Jamaican fraudster sentenced in North Texas to 6 ½ years in federal prison for running lottery/sweepstakes scam

Defendant also must pay more than $500,000 in restitution

FORT WORTH, Texas — A Jamaican man residing in the United States was sentenced Monday to 6½ years in federal prison and ordered to pay $505,403 in restitution to the victims.  

This sentence was announced by U.S. Attorney John Parker of the Northern District of Texas.  The U.S. Postal Inspection Service, and U.S. Immigration and Customs Enforcement’s (ICE) Homeland Security Investigations (HSI) investigated this case.

Andre Hugh Saunders, 35, aka David Turner, has been in custody since his arrest in October 2015 in New York on a criminal complaint. He resided in and/or operated the scam out of Jamaica, Florida and New York. Saunders is a citizen of Jamaica and a U.S. permanent resident.

U.S. District Judge Reed C. O’Connor awarded this 78-month sentence and followed Saunders’ guilty plea in November 2015 to an indictment charging one count of mail fraud stemming from a lottery/sweepstakes scheme targeting elderly victims.
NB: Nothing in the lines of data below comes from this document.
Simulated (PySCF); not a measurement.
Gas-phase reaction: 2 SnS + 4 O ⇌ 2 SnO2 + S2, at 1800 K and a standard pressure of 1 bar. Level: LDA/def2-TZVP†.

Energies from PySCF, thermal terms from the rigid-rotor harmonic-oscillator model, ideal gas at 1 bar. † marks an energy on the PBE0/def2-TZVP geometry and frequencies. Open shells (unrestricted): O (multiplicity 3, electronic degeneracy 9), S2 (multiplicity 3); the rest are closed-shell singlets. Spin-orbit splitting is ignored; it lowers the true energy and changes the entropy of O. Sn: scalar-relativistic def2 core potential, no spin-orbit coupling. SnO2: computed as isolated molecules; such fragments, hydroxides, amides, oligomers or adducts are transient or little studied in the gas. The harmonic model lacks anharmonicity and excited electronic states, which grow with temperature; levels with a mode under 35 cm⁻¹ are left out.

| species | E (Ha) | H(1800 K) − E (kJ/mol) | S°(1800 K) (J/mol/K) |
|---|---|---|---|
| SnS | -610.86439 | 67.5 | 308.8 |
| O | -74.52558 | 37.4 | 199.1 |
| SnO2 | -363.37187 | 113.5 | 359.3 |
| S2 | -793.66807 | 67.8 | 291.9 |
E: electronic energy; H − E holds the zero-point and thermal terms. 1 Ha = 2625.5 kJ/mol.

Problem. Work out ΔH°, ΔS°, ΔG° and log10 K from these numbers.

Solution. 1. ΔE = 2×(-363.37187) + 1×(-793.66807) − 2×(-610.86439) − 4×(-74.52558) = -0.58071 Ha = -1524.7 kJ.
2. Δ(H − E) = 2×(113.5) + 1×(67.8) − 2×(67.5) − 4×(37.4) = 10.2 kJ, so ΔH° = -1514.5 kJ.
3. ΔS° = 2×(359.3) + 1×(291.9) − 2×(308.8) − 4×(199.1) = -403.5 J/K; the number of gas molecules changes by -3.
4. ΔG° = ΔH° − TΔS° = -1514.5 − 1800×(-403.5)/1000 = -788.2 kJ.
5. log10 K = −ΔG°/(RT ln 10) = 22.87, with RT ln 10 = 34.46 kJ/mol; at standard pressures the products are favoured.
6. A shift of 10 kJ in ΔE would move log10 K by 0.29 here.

According to plea documents filed in the case, from about November 2012 to July 2015, Saunders defrauded a Fort Worth, Texas, resident by advising him he had won a multi-million-dollar prize in the “Las Vegas, Sidney, Australian Lottery and Sweepstakes,” but that he must pay various administrative fees and taxes prior to collecting the sweepstakes winnings. This Fort Worth resident believed he had won a sweepstakes and began sending money as Saunders directed.

As a result of the fraudulent lottery/sweepstakes scheme, Saunders obtained about $505,000 from elderly victims, including more than $300,000 from the Fort Worth victim.

Assistant U.S. Attorney Mark Nichols, Northern District of Texas, prosecuted this case.